The word goal in lots of games means aim, purpose, object. When the game - called football - was played from village to village the aim was to take the ball - or whatever the object being used was - back to your village. That was the goal and often it would be the market cross or the village fountain where the ball would be ceremonially killed, drowned in the fountain or rubbed in the dirt. It would then be given to the leader or sometimes cut into strips and shared amongst the main men. The ball was the trophy, as in a hunt.
We still get home for a score, we still kill the ball and we still ground it.
Things changed when the game was played within a village. Then the object was to take the ball back to the leader's house. This meant taking it through his wicket gate or door - thus giving all goal games the shape of their goal - except for the antennae which make rugby's goal different.

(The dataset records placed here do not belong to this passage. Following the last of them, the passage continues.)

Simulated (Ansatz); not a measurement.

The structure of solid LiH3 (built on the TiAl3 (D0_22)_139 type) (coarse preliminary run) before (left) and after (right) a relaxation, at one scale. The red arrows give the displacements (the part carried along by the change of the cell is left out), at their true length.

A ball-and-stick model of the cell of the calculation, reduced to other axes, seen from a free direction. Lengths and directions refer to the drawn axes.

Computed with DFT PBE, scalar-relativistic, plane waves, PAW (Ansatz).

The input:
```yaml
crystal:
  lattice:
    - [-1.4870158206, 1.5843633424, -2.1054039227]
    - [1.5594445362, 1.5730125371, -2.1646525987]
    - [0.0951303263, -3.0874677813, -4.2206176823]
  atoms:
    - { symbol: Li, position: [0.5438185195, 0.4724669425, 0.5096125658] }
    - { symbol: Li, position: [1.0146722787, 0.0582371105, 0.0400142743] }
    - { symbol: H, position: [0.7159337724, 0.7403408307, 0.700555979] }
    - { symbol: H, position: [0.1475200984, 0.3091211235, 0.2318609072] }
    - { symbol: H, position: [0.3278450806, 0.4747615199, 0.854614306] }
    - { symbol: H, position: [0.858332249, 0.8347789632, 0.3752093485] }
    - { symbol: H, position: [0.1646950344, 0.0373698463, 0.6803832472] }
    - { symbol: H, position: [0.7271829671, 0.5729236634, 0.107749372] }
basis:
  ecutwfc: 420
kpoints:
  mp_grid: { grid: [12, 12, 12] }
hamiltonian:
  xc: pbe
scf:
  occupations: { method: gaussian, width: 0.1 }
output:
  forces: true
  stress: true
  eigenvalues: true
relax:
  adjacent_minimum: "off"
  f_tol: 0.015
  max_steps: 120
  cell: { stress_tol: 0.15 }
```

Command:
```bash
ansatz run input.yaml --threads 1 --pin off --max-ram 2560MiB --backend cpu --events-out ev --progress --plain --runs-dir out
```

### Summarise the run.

Then the game came to the schools and was played on fields. Various ways were found to produce a goal, as boys would do and still do in pick-up games. At Winchester, for example, the goal was made by laying a scholar's ground at each end, for on the schools’ grounds the mode of play changed. Instead of taking the ball back it was now taken forward. The goal and its posts had shifted!.
How the H shape came about is not immediately clear. Jean-Jules Jusserand in Les sports et les jeux d'exercice dans l'ancienne France, has H-shaped goals represented in the 17th century.
Thomas Hughes wrote Tom Brown's Schooldays, published in 1857, about life at Rugby School. The boy called East is Tom's cicerone and tries to tell him about the coming football match when School House would play the whole school.
"Tom ..... followed East across the level ground till they came to a sort of gigantic gallows of two poles, eighteen feet high, fixed upright in the ground some fourteen feet apart, with a cross-bar running from one to the other at the height of ten feet or thereabouts.
"'This is one of the goals,' said East, 'and you see the other, across there, right opposite, under the Doctor's wall. Well, the match is for the best of three goals whichever side kicks two goals wins: and it won't do, you see, just to kick the ball through these posts – it must go over the cross-bar any height'll do, so long as it's between the posts. You'll have to stay in goal to touch the ball when it rolls behind the posts, because if the other side touch it they have a try at goal.'"
The measurements in Tom Brown's day are given as 14 feet wide, crossbar 10 feet above the ground, uprights 18 feet high.
The 1866 Laws of Football as played at Rugby School, the first written Rugby laws, state: 18 ft 6 ins wide, crossbar 10 ft above the ground, uprights exceeding 11 ft high.
In 1926: 18 ft 6 ins from inside to inside of the goal posts, crossbar 10 ft from the top of the bar to the ground.
That's how it stayed till the metrification of the Seventies when it became 5,6 metres wide, crossbar 3,0 metres above the ground, uprights exceeding 3,4 metres high.
Why above the crossbar when in soccer and hockey the ball needs to be under the crossbar?
The reason may well be that matches at Rugby School involved so many boys. A Big side levee would involve the whole of the Upper School. The "bloods" would follow up, while the younger boys massed in the goal. It was not easy to score and eventually would lead to an extension of the goal and the try.